It’s “how results are reported” that might cause the biggest problems. For years, advocates and lobbyists for NPV have claimed it’s a simple task to add together reported vote results from fifty-one different elections. As I wrote in a recent op-ed on the incompatibility of NPV with a system called ranked choice voting (RCV), it isn’t that easy.

One thing to keep in mind about the RCV problems for NPV is that it’s just a side effect of this type of voting. Maine and Alaska haven’t adopted RCV as part of an effort to thwart NPV, and it’s unlikely that any states will do so with that in mind.

But what if a state was deliberately trying to thwart the compact? Could they deny NPV compact states access to the vote totals they needed to operate? Last year legislation was introduced in New Hampshire, HB 1531, that would prevent the release of vote totals prior to the meeting of the Electoral College. Two more states, Mississippi and North Dakota, have similar bills this year (HB 1176 and SB 2271, respectively).

This legislation is specifically aimed at thwarting NPV. While the New Hampshire bill in 2020 didn’t make it very far, and the Mississippi bill from this year is already dead, they indicate a desire in several states to prevent NPV from operating as intended. Should the NPV compact ever come close to taking effect, no doubt these and other states would consider actually enacting such laws.

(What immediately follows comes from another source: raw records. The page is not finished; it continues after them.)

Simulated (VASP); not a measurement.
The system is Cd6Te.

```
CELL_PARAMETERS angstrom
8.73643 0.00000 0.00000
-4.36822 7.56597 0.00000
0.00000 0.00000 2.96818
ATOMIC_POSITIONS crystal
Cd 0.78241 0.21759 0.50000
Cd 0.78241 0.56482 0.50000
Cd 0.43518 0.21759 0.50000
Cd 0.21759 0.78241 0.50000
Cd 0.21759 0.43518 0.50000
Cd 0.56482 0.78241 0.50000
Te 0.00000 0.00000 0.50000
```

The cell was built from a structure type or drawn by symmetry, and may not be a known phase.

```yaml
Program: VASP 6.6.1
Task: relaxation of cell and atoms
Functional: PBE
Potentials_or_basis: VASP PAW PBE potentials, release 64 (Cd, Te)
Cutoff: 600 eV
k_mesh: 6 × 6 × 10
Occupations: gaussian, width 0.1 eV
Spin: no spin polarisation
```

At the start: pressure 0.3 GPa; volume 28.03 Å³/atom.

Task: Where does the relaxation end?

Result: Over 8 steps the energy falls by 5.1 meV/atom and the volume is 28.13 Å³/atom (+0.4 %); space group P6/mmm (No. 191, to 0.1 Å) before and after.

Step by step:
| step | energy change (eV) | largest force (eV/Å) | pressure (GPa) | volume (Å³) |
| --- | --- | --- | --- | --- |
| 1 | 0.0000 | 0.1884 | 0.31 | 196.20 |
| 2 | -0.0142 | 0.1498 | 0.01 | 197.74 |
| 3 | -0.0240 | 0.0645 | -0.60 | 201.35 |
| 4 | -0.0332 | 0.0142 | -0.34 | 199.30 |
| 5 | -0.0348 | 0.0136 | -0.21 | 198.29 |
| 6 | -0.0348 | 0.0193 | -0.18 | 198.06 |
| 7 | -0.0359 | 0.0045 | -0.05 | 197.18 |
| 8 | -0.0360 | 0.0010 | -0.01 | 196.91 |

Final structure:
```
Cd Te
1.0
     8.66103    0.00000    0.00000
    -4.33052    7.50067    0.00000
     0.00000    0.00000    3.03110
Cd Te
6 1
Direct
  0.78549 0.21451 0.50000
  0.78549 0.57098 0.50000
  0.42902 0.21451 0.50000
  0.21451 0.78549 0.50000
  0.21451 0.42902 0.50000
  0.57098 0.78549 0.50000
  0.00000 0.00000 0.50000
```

And holding back state popular vote totals is just one possibility. A state could selectively report popular vote data—perhaps reporting only the winner’s total in that state. Or states might let history be their guide and allow voters to cast individual votes for individual presidential electors. There is no legal question—states have done that before and retain power to do that in the future. But such an election would result in a massively inflated vote total for that state relative to other states. (In a state with seven electoral votes, the “popular vote” would be about seven times more than the number of voters.)

The fundamental flaw of the NPV compact is that it relies on the cooperation of non-member states, including those that strongly oppose NPV, to operate successfully. The NPV compact can do nothing to prevent other states from exercising their constitutional power to change election processes, even if they render the compact impossible to execute.